Whilst the overall growth rate of patenting activity in low-carbon energy (LCE) technologies, as measured by the report, was increasing faster than in fossil fuel technologies, the report notes that following the drop in LCE patenting in 2015, the average annual growth rate of LCE patents since 2017 has been only 3.3%, more than three times lower than the 12.5% average growth sustained by LCE innovation between 2000 and 2013.

The report considered inventions in LCE technologies in three categories:

  • low-carbon energysupply technologies;
  • technologies that facilitate more efficient use of energy or fuel-switching; and
  • “enabling” technologies that cut across supply and end-use or enhance infrastructure to accommodate higher levels of clean energy

It found patent activity in the cross-cutting “enabling” technologies saw the greatest acceleration in growth.

The changes in patent activity demonstrate the dynamics of innovation as the commercial energy supply technologies have begun to consolidate around a dominant designs and inventive activity has moved to process innovation in the manufacture and scaling up of such designs to reduce costs. The report indicates that a concerted global push will be required to ensure the continual flow of the innovation pipeline of improved LCE technologies.
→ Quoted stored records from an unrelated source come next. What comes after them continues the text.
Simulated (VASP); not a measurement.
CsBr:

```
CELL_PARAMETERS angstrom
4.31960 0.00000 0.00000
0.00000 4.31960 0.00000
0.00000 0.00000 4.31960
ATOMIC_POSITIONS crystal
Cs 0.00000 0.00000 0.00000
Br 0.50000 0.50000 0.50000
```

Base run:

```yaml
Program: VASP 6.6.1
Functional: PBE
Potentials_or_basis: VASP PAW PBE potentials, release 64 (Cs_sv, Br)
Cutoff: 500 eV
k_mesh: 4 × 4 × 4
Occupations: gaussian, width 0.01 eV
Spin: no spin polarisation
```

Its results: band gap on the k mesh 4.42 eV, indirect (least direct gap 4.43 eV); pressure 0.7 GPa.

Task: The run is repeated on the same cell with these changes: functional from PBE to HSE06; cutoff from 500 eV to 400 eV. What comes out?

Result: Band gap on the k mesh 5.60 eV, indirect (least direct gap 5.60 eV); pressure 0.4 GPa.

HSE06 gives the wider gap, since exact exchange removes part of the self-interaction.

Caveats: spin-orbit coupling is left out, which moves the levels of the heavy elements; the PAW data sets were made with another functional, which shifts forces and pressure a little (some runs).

Further, it is considered technologies still currently at the prototype or demonstration phase represent around 35% of the cumulative CO2 emissions reductions needed to shift to a sustainable path consistent with net-zero emissions by 2070. With a benchmark timescale of ten to 30 years from first prototype to mass market being suggested for such technologies, in view of LED and lithium-ion battery technology, the report suggests challenges are present in scaling and implantation of new technologies.